Part 15 is based upon similar provisions of the Canada Business Corporations Act. Among other things, it covers the functions of a receiver and a receiver-manager, the termination of powers of directors, the duties and standards of care of the receiver or receiver-manager and the actions required of a receiver or receiver-manager.

   P. Part 16 - Fundamental Changes (Clauses 284-305)

Part 16 would allow any "body corporate" to apply for a continuance(1) under the Canada Cooperatives Act provided it satisfied the requirements for incorporation, carried on business on a "cooperative basis," had a capital and corporate structure that complied with the Act, and had been authorized by its governing legislation to apply for the continuance. Corporate bodies would be allowed to continue under Act if they were intending to amalgamate into a body that would meet the requirements of the Act (clause 285). In addition, the bill would permit a federally incorporated cooperative (other than a worker or non-profit housing cooperative) to continue under other federal statutes (clause 286). This would allow cooperatives to become regular business corporations. The bill would also permit federally incorporated cooperatives to move to provincial jurisdiction, or technically "export," provided the procedures set out in the bill were followed (clause 287).

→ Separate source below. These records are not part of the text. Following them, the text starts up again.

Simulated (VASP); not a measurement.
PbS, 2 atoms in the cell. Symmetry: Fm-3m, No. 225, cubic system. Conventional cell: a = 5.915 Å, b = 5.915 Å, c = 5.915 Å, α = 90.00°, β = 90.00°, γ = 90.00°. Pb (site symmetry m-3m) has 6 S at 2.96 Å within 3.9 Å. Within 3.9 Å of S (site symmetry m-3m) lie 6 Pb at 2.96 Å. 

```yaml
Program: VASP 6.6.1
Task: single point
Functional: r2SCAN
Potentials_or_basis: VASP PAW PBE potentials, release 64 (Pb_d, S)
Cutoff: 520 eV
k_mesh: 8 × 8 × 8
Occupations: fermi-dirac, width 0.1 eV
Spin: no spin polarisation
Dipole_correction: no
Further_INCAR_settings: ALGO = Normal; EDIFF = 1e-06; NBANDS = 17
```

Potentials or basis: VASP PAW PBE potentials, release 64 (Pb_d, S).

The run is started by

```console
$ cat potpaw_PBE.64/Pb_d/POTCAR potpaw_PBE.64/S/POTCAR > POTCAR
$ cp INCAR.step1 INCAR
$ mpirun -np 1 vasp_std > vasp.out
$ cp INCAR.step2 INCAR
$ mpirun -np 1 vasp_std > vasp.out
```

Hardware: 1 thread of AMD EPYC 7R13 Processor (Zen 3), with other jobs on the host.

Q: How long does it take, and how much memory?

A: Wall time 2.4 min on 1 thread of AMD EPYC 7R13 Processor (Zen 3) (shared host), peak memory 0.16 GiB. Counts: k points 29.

The amending process for articles of incorporation of a cooperative would be brought into line with the process outlined in the Canada Business Corporations Act. Amendments to articles would be approved by special resolution of the members and the shareholders, if any. Each investment share affected by a proposed amendment would have a vote (clause 290).

The provisions governing amalgamations between federally incorporated cooperatives and other cooperatives would harmonized with those of the Canada Business Corporations Act.

Under the bill, provisions pertaining to extraordinary dispositions (the sale or transfer of most of a cooperative’s assets) would be brought into line with similar provisions of the Canada Business Corporations Act.

Under the CCAA, members of a cooperative have a dissent right and a right to withdraw if an amalgamation agreement is approved. Provided the cooperative is solvent, it must repurchase the member’s shares and pay out all amounts owing to the member. Clause 302 of Bill C-5 would, for members and shareholders of cooperatives, enact dissent rights similar to those found in the CBCA. The right to dissent would apply to:

  • amalgamations;

  • amendments to articles that would adversely affect a member’s membership rights or the rights of an investment shareholder in relation to an investment share;

  • amendments to the articles that added or changed a restriction on the business that could be carried on by the cooperative;

  • continuance under another Act; and

  • the sale, lease or exchange of all or substantially all of a cooperative’s property.

If the resolution to amalgamate, continue, amend the articles or to make an extraordinary disposition passed, the dissenting member or shareholder would be entitled to be paid out in full. The bill provides, however, that payments to a dissenting member or shareholder would be deferred if the cooperative was or would become insolvent (clause 302(23). Moreover, under clause 302(24), payments to a dissenting member could be spread over 10 years with interest paid at a rate established by regulation if the directors reasonably believed that payment to the member would adversely affect the financial well-being of the cooperative.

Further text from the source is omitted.